The other day GE announced that they will be offering many of its retirees a buyout of their pension. This is not something unusual and we’ve seen more and more of this over the last number of years. Not too long ago, Ford offered buyouts of its pension, and more recently, General Motors did as well. If you receive an offer from GE or, in fact, from any company that you have a pension with, you need to take the offer seriously and to not automatically decide one way or the other without doing some investigation. This is an important decision for your future, and you need to take your time in order to make the right decision for yourself.
Whenever a buyout is offered, generally the amount offered is substantial. All too often people are enticed by the number, which as far as I am concerned, can be a mistake. Obviously, the amount offered in a buyout is important, if nothing more to determine whether the offer is fair or not. In fact, one of the first things you should do when you receive a buyout is to determine if the offer is fair. You should not assume the buyout number is fair because unfortunately, in many situations it is not. Remember, in looking at an offer, keep in mind that the company is not doing this for your benefit, but rather for theirs. Your interest and the company’s interest don’t necessarily go hand in hand.
There are many times that it pays to accept the offer; however, my experience is that in the majority of situations an individual would be better off financially keeping their pension. The key if you do get a pension buyout offer is to focus on your individual situation, not what your next-door neighbor or your best friend is doing. One of the key questions that you need to ask yourself is what am I going to do with the money? For example, if you’re going to need income on a regular basis from that money, the question is how you are going to invest it. In my view, if you’re planning to invest it in things like CDs, government bonds or an annuity, you’re probably much better off keeping your pension. On the other hand, if you’re in a situation where you don’t need the income from the buyout, and you will invest the money in equities, and you are looking long term, it probably is best to accept the buyout.
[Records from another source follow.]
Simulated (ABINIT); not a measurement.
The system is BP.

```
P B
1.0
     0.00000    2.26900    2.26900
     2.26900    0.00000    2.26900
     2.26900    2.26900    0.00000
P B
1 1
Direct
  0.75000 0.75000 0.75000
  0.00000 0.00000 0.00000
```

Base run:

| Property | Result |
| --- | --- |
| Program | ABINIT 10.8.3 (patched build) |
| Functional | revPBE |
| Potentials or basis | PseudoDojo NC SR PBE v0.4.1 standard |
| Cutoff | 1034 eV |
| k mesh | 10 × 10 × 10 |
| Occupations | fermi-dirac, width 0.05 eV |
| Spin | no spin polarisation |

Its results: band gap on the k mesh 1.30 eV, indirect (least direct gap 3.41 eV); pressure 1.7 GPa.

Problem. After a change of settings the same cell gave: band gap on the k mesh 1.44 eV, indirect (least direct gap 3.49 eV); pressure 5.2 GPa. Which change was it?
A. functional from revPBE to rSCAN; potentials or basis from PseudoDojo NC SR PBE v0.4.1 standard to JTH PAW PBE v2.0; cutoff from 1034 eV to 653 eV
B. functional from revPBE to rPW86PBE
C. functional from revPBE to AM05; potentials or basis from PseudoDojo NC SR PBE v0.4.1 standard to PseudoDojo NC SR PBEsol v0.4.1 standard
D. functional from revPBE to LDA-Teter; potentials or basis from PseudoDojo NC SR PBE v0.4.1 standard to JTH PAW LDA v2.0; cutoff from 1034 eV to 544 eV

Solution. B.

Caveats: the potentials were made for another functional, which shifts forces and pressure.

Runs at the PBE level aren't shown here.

Whether someone accepts the buyout or not is a difficult decision, and many people don’t have the knowledge or skill to make the decision themselves. Therefore, they may have to retain the services of a professional to help them. In that regard, make sure you hire a professional as opposed to a salesperson. The worst person to talk to about a buyout is a salesperson who is trying to sell you a product. The key is to make sure that you deal with a professional – someone who has your best interest, and only your interest at heart. When you deal with a salesperson, you don’t know if they’re operating in your best interest or theirs.
Whether it is the GE buyout, or a buyout from one of the automotive companies or, in fact, any company, you need to take time to analyze the proposal and to determine if it’s in your best interest. My advice: if you’re not sure what best works for you, it is probably safest to keep your pension.